Mounted at /content/gdrive


## Start
If you want to restart the notebook, do so from this point

In [3]:
%reset -f

## Import Libraries

In [4]:
# Importing stock libraries
import numpy as np
import pandas as pd
from tqdm.notebook import tqdm
import torch
import torch.nn.functional as F
from sklearn.model_selection import train_test_split as tts
from torch.utils.data import Dataset, DataLoader, RandomSampler, SequentialSampler

# Importing the T5 modules from huggingface/transformers
from transformers.optimization import Adafactor
from transformers import T5Tokenizer, T5ForConditionalGeneration

## Connecting to the GPU

In [5]:
DEVICE = "cuda" if torch.cuda.is_available() else "cpu"
# See which GPU has been allotted 
print(torch.cuda.get_device_name(torch.cuda.current_device()))

Tesla P100-PCIE-16GB


## Constants

In [6]:
PATH_DATA = "/content/gdrive/MyDrive/text2poem/news_summary.csv"
MODEL_NAME = "t5-small"

SEED = 42 

MAX_LEN = 512
SUMMARY_LEN = 150

TRAIN_BATCH_SIZE = 2
VALID_BATCH_SIZE = 2

N_EPOCHS = 2
LR = 1e-3

In [7]:
# Set random seeds and make pytorch deterministic for reproducibility
torch.manual_seed(SEED)
np.random.seed(SEED)
torch.backends.cudnn.deterministic = True

## Helper Functions

In [8]:
def countParameters(model):
    """ Counts the total number of trainable and frozen parameters in the model """
    trainable = sum(p.numel() for p in model.parameters() if p.requires_grad)
    frozen = sum(p.numel() for p in model.parameters() if not p.requires_grad)
    return trainable, frozen

## Data Handlers

In [9]:
def loadDF(path, n_total = 100, split = 0.8,  prefix = "summarize: "):
    
    df = pd.read_csv(PATH_DATA, encoding = "latin-1")
    df = df[['text', 'ctext']]
    df.ctext = prefix + df.ctext
    df = df[:n_total]

    df_train, df_val = tts(df, train_size = split, random_state = SEED, shuffle = True)
    
    df_train.reset_index(drop=True, inplace=True)
    df_val.reset_index(drop=True, inplace=True)

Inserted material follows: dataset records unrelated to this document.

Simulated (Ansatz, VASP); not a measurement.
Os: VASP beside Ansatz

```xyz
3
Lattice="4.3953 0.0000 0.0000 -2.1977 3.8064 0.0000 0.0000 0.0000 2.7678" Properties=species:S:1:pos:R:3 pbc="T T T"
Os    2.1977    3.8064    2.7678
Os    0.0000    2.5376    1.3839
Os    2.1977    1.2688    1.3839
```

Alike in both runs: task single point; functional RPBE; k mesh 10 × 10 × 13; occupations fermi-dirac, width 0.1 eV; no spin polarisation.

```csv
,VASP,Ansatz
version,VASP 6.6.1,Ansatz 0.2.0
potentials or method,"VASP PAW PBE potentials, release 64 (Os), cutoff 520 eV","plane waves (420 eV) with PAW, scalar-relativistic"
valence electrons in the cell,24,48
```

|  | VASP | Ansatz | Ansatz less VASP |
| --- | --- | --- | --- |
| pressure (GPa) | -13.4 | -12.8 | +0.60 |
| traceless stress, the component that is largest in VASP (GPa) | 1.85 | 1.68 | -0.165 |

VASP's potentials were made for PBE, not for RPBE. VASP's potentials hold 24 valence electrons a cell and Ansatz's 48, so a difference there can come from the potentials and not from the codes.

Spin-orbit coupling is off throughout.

    return df, df_train, df_val

In [10]:
def getDataLoaders(df_train, df_val, tokenizer):
    ds_train = CustomDataset(df_train, tokenizer, MAX_LEN, SUMMARY_LEN)
    ds_val   = CustomDataset(df_val, tokenizer, MAX_LEN, SUMMARY_LEN)

    dl_train = DataLoader(ds_train, batch_size = TRAIN_BATCH_SIZE, shuffle = False, num_workers = 0)
    dl_val   = DataLoader(ds_val, batch_size = TRAIN_BATCH_SIZE, shuffle = False, num_workers = 0)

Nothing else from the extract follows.